Why speaking English is never neutral in Alaska
by Kathleen McCoy |
Coming to Alaska eight years ago changed the way UAA professor Jennifer Stone teaches a fundamental linguistics class, the history of English.
In universities across the country, professors dutifully lead students of English through that language's many major influences-fifth century German invaders, eighth century conquerors from Scandinavia, Shakespeare's early modern version, borrowed words from Latin and ancient Greek, then Old English, Middle English, on and on until today-when contemporary English encircles the globe.
Coming to Alaska and experiencing its rich indigenous and immigrant cultures helped Stone, and now her graduate and undergraduate students, add a fresh chapter-one on Alaska English.
"There's not much on it," Stone said; she and her students quickly consumed the available scholarship. But time in Alaska quickly convinced her that additional valuable work could be done.
Her important influences included the opportunity to participate in a summer 2013 cross-cultural immersion camp at Point Lay, arranged by the Alaska Humanities Forum. Her written reflections on that trip respectfully blend local words-tupiq (tent), kiktubiaq (mosquito) and many others-into her English account of the visit.
Also about that time, Stone began taking Yup'ik language classes and thinking carefully about how to incorporate Alaska Native knowledge into her teaching practices. She realized a class on the history of English needed to include language-shaping interactions so common in Alaska-both historic and present day.
So Stone modified her course. Instead of having students select any English language text for a linguistic analysis, she began requiring them to analyze a textual artifact from Alaska.
She broke the state's history into discreet units with representative texts. Students could pursue shipboard diaries dating back to first contact in 1778, a 1930s journal from St. Lawrence Island, John Haines' memoir, even the state's own constitution-right up to a contemporary local cookbook and an Alaska-centric video game.
So what's the point of all this? Stone wants her students to discover and understand how complicated the arrival of English in Alaska has been, and continues to be.
"English has good and bad histories in this state," Stone said. "These students are English majors so they love literature and words. They have benefited from the idea of English as unproblematic, as good. It can be hard to unlearn those taken-for-granted ideas."

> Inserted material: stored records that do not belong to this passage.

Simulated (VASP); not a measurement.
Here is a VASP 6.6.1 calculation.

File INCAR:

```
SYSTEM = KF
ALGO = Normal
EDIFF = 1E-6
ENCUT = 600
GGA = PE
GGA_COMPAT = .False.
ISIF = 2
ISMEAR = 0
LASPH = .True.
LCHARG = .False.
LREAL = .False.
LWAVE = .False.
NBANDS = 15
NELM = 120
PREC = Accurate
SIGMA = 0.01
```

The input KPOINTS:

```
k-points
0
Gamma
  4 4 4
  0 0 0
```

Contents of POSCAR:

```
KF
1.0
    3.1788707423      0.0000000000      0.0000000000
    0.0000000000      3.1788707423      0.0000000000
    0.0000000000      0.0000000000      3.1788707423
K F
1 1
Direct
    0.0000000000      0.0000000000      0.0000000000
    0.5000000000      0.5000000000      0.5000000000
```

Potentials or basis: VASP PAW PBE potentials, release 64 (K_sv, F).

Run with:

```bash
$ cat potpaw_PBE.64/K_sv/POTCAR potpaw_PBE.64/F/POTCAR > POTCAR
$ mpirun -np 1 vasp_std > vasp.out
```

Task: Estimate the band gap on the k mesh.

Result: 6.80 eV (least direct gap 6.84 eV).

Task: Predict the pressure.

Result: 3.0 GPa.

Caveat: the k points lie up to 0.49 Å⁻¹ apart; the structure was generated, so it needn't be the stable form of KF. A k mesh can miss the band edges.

Stone is talking about Alaska English in context with the heritage of English-only boarding schools, where children were punished for speaking their traditional tongue based on a misguided belief, Stone says, "that Native languages were not capable of expressing civilized and Christian thought."
Today, experts know different; they understand how closely tied are language, culture and identity; how every language has its own appropriate grammar. Once language dies, culture is threatened.
Certainly, Stone is not against English. "I would never argue that people shouldn't have access to the forms of English they need to participate in our economic and governmental systems," she said. "But I don't think that negates language diversity. Historically it has been framed as an either/or."
So even today, institutions like universities, schools and government can insist on heavy-handed regulations. "Grammar can be aggressive and judgmental," Stone said. That's why it's important that graduates who go into teaching or other public fields understanding the impact English has had on the state.
Here are a few samples of her students' work.
Jennifer Jenkins examined A Study of the Slattery Plan for Alaska Development, produced in 1940 by the Alaska Planning Council. The plan called for inviting European refugees to help populate and develop Alaska. The planning council's analysis turned the potential newcomers' racial type and religious character (displaced Jews from Germany) into the most serious problem with the plan.
"I was looking at the taboo of euphemism," Jenkins said. "In two sentences, the analysis made race and nationality the most important question, and then ignored it for the rest of the report."
Senior Samantha Mack, a political science and English double major with a minor in Native Studies, is Aleut. She grew up in a fishing family in King Cove. For her linguistic analysis, Mack took a close look at her family's copy of the 1991 King Cove Women's Club Cookbook. Practically every household in King Cove owns one; Mack's aunts contributed recipes.
What caught her eye was the practice of "code-switching"-swapping between English, Russian and Aleut languages, as well as standard and village English-within recipes. In the classic recipe for fry bread (universal among indigenous cultures worldwide), residents insisted on including the local common name, aladix. Mack isn't sure if that word is Russian or Aleut, but is definitely preferred among locals.
Researchers consider "code-switching" in written documents, such as the cookbook, to be "an act of intentional subversion." Mack called it "a form of resistance" to the overpowering language intrusions in the rural community. She notes that language revitalization projects surged in popularity at the same time the cookbook came together.
Stone is trying to work on how English studies can be more supportive of language reclamation and revitalization, and end the historical cycle of dismissing other languages. "There's a culture loss there," she said.
So that's why Stone insists that "in Alaska, there is never a neutral moment of English usage. That's the takeaway."
A version of this story by Kathleen McCoy appeared in the Alaska Dispatch News on Sunday, Jan. 17, 2016.